Unfortunately, taxes have a negative image. For example, in the US, almost every Republican member of Congress has signed a pledge that they will never vote for a policy that increases tax rates.
When faced with political opposition and image problems, there are three possible courses of action. The first is to argue ones point logically, hoping to change people's minds through reason and evidence.
A second is to admit defeat.
The third is to rebrand, and change the image. For example, Canada's bitumen deposits were once called the tar sands, a name that conjures up a (fairly accurate) image of a thick, sticky, black tar-like substance. They have been successfully rebranded as the oil sands, which sounds like clean sparkling oil, with just a bit of sand mixed in.
Given how well economists have been doing with the first strategy, and that the second strategy gets us no where, I think it's time carbon taxes got a rebranding.
It's not clear why carbon taxes should be called taxes in any event. What distinguishes taxes from user fees or social insurance premiums is the absence of a quid pro quo between the taxpayer and the government. Paying more taxes does not entitle a person to more government services. By way of contrast, paying Employment Insurance premiums is a necessary (though not sufficient) condition for accessing Employment Insurance benefits.
By this definition, carbon taxes are more like a user fee than a tax. There is a quid pro quo: pay the tax, burn the carbon; burn the carbon, pay the tax. Go ahead and contribute to global warming, as long as you pay your dues.

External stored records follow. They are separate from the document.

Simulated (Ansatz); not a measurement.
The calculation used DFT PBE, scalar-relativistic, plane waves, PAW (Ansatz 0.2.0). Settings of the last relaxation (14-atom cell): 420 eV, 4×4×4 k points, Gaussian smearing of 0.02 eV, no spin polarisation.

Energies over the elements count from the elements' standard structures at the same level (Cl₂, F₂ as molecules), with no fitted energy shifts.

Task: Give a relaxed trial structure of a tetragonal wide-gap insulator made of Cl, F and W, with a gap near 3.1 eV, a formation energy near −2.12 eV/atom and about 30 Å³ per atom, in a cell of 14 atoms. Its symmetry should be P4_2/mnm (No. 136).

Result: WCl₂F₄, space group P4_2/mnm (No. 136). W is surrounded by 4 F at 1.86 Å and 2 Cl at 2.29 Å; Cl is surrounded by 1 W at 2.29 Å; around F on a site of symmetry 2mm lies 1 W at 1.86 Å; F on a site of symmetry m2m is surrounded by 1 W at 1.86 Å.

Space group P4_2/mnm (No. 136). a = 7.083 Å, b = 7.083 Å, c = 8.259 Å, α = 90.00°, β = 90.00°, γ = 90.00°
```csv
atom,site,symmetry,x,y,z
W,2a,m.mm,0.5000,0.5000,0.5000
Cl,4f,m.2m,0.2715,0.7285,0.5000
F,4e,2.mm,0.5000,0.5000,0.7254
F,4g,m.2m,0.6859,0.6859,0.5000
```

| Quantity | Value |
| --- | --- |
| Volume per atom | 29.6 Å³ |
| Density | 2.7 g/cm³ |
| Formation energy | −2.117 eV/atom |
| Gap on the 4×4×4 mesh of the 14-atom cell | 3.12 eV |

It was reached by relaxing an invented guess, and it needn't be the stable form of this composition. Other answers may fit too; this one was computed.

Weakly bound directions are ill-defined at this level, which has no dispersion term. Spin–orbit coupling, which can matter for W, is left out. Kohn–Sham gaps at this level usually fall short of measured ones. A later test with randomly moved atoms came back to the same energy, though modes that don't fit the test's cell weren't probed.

Renaming carbon taxes "atmospheric user fees" would be a start, but people are smart enough to see through purely cosmetic name changes. If funds raised through the charges on fossil fuels go into general government revenue, it is hard to argue that they are anything other than taxes. If, on the other hand, the revenues are earmarked for tax refunds, low-emissions transportation, tree planting, and initiatives to combat climate change, it becomes much easier to argue that a $0.20 per litre charge on gasoline is, in fact, a user fee.
One strength of economists is that we see through framing, and focus on underlying structures and incentives. Our weakness is that we can easily forget that framing matters.